The first time I learned about racism, I was 7 years old. A little boy hit me in the mouth with a plastic Kool-aid bottle and called me the n-word. I had never heard that word before, and my second grade teacher had to explain it to me. It was confusing and hurtful for many reasons. Perhaps the most insidious part of it was not the overt ignorance and bigotry, however, but the fact that adults and children alike tried to placate me and told me not to worry about it—“it doesn’t really apply to you because you’re not black.”
As we can all acknowledge now, that was hardly the point.
Most non-white people will tell you that they first experienced racism as a child, and as a result have been exposed to a much different side of vocabulary, discussion, fear, suspicion (this list goes on) than white children have, for a much longer period of time. As children who experience racism grow up, they become adults whose lives are shaped by an entirely different context than children who have never experienced or had to think about race—and for many black men and women, that context has been one of overt aggression and dismissal of their very personhood.
Maybe the most important thing I want to say here is this:
Your child is not too young to talk about race.
Black parents do not have the luxury of choosing when their children are first made aware of racism.
Additionally, in order to effectively speak to children about race, it is vital that parents have their own understanding of the sources and lasting effects of systematic racism. To that end, we are gathering resources both for grown-ups and children to start and to continue the work of dismantling institutional bigotry.

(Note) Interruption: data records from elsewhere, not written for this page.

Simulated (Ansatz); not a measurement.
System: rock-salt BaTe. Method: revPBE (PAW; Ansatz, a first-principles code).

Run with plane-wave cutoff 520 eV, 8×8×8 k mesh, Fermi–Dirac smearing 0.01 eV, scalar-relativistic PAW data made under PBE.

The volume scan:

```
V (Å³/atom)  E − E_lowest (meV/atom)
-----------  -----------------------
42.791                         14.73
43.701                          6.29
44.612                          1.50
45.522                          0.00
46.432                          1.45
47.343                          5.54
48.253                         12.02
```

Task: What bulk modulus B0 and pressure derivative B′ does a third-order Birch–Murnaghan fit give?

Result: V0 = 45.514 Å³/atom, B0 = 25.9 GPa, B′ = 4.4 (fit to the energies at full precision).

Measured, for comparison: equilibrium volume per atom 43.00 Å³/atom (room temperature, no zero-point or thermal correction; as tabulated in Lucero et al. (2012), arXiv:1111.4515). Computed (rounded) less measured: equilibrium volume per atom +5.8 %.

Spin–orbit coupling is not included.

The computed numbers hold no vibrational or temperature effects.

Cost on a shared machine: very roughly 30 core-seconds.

I only know what I have lived. My experiences with racism have been mostly limited to outright verbal or implied micro-aggressions. That is yet another privilege of my Indian-American minority status that many black people have never enjoyed.
We will be doing our best to amplify the voices, words, and perspectives of others in order to continue to educate ourselves as well as be a resource to families. Please share with us resources that have been helpful to you as well. Remember that you have to want to listen, and that the work starts with you.